An AWS-native storage backend for SGLang's HiCache system that enables multi-regional KV cache persistence using DynamoDB for metadata and S3 for data storage via NIXL.
This implementation decouples "cache locality" from "GPU locality," allowing KV cache state to survive instance scale-down events and be shared across regions while maintaining HiCache's performance benefits (up to 6× throughput improvement, 80% TTFT reduction).

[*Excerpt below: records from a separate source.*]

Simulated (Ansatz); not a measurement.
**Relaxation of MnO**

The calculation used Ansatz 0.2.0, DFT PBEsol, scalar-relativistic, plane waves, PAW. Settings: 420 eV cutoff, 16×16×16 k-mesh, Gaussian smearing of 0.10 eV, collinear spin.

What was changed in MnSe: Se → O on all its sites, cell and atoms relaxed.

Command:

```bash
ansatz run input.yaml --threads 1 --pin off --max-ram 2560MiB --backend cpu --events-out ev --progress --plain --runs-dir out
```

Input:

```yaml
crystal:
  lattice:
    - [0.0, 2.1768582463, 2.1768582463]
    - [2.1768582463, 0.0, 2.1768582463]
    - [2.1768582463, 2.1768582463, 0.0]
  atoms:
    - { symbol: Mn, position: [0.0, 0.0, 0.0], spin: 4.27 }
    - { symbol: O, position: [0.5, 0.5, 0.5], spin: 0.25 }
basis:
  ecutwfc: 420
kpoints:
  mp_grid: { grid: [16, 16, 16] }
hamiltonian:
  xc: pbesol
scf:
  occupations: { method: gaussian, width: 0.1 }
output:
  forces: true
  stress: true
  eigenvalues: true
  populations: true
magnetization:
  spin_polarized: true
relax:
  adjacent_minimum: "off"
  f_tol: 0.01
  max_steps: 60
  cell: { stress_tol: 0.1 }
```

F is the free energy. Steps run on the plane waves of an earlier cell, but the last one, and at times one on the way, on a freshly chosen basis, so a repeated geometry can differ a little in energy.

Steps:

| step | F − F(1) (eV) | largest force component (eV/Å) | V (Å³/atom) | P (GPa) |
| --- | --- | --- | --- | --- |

- Multi-Region Support: Cache data can be accessed across AWS regions with automatic read-through
- Two-Phase Commit: Ensures readers never access partially-written or corrupted cache blocks
- GPU-Optimized Transfers: Uses NIXL for efficient GPU ↔ S3 data movement
- Graceful Degradation: Continues serving inference requests even during AWS service outages
- Cost Management: Configurable rate limits and hotness-based replication to control costs
The backend separates concerns into two planes:
- Metadata Plane (DynamoDB): Fast key lookups, state management, access tracking
- Data Plane (S3 + NIXL): Bulk KV cache block storage and GPU-optimized transfers
graph TB
subgraph App["SGLang Application Layer"]
CC[Cache Controller]
end
subgraph Backend["HiCache DynamoDB+S3+NIXL Backend"]
Main[HiCacheDynamoS3NixlBackend]
MS[MetadataStore]
S3S[S3NixlStore]
SF[SingleFlightCoordinator]
WSM[WriteStateManager]
CRR[CrossRegionReplicator]
MC[MetricsCollector]
end
subgraph Region1["AWS Region: us-east-1"]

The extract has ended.